Problem
One of the things that annoys me about Tesseract is that preferences, groups, and favorites are not synced between devices.
The user preference keys available in the Lemmy API don't even begin to scratch the surface of what Tesseract needs to store, so to date, it has only exposed the API-based user settings that affect the behavior of the API (show bot accounts, is bot account, return unread posts only, etc). Every other setting as well as groups/favorites, are stored in the browser's local storage.
For a long time, Tesseract has had a very hacky "solution" where Tesseract can (manually) backup and restore its settings to Lemmy by abusing the theme
preference since it's a text
column in the database (the settings get serialized to a JSON string and replace the value of the theme
setting). That's typically how I sync my settings across devices. However, that's not ideal, breaks Lemmy-UI for your account until you restore it to a valid value, and is susceptible to the whims of the Lemmy devs who tend to break everything I try to do because "that's not how Lemmy-UI does things".
The other option implemented currently is manually downloading / restoring a JSON file and syncing that between devices manually.
Neither of those are great, but they do work.
Solutions?
I'm looking for a solution that would allow only authorized users to POST/GET their own user settings, etc while minimizing overhead for the user. Basically, I want it to be as seamless as possible. I've listed a couple of options on which I'm looking for feedback, possible gotchas, etc. Other suggestions are welcome as well.

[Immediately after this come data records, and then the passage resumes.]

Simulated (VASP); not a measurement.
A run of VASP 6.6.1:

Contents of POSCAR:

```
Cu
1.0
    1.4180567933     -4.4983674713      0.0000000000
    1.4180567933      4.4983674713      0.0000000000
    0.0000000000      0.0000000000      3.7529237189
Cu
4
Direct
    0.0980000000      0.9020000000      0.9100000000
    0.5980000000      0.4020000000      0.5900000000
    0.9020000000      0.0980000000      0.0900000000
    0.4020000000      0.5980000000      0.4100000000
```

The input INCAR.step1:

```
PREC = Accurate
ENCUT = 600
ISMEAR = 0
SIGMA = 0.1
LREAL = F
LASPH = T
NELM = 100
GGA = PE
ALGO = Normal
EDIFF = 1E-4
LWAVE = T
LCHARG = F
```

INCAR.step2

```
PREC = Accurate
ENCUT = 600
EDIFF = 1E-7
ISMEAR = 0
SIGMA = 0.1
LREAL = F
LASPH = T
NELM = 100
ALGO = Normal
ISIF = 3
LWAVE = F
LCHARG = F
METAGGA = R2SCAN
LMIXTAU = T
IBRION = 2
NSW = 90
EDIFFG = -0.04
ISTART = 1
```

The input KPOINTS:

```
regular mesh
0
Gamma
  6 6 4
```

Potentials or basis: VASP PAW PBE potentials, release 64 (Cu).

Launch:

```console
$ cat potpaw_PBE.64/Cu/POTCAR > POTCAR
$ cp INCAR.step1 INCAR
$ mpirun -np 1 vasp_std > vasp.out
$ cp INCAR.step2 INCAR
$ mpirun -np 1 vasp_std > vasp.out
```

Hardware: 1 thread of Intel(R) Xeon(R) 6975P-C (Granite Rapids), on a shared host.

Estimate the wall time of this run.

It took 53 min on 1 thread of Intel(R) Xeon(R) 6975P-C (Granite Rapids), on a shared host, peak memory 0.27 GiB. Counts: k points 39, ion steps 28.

Option 1: Utilize the Lemmy JWT
Send the Authorization: Bearer {JWT}
header to Tesseract's internal API the same way it's sent to the Lemmy API.
Pros
- Least amount of overhead for end-users
- Seamless integration
- Easy to implement
Cons
- Some admins may not be comfortable plugging their JWT secret into a 3rd party app
- Would only work with the default instance Tesseract is deployed to
- If Tesseract is deployed "unlocked" to allow adding accounts from other instances, only the account on the "main" instance would be able to use settings sync.
- Would not work for a shared/hosted instance that's open to everyone
Option 2: DM-Based Auth Tokens
After a successful login (to any instance), Tesseract generates and sends a DM to the user with an auth token. That token would then be entered into the app settings (or perhaps picked up automatically by an app handler and automatically inserted?).
Pros
- Used by other Fediverse apps (Canvas and Fediseer, for example) and seems to be a valid method of cross-instance authentication
- Would allow multiple accounts on different instances to authenticate
- Relatively seamless if the auth tokens can be automatically intercepted and stored by the app itself (rather than requiring the user to copy it from the DM and insert it into the app settings).
Cons
- More complex; Tesseract doesn't currently have the ability to send ActivityPub messages directly, nor do I have experience on that front. Alternatively, the admin who deploys Tesseract would need to provision a "service" account on the default instance, and DMs would be sent via the Lemmy API.
- ???
Other Options
If you have any other suggestions, I'm all ears. Most of my experience with authz is in an enterprise environment (LDAP/OAuth) or with a single source of truth for user accounts. I try to never half-ass authz implementations, and this is no exception. If I can't make it secure and relatively seamless for the user, then I won't implement it at all.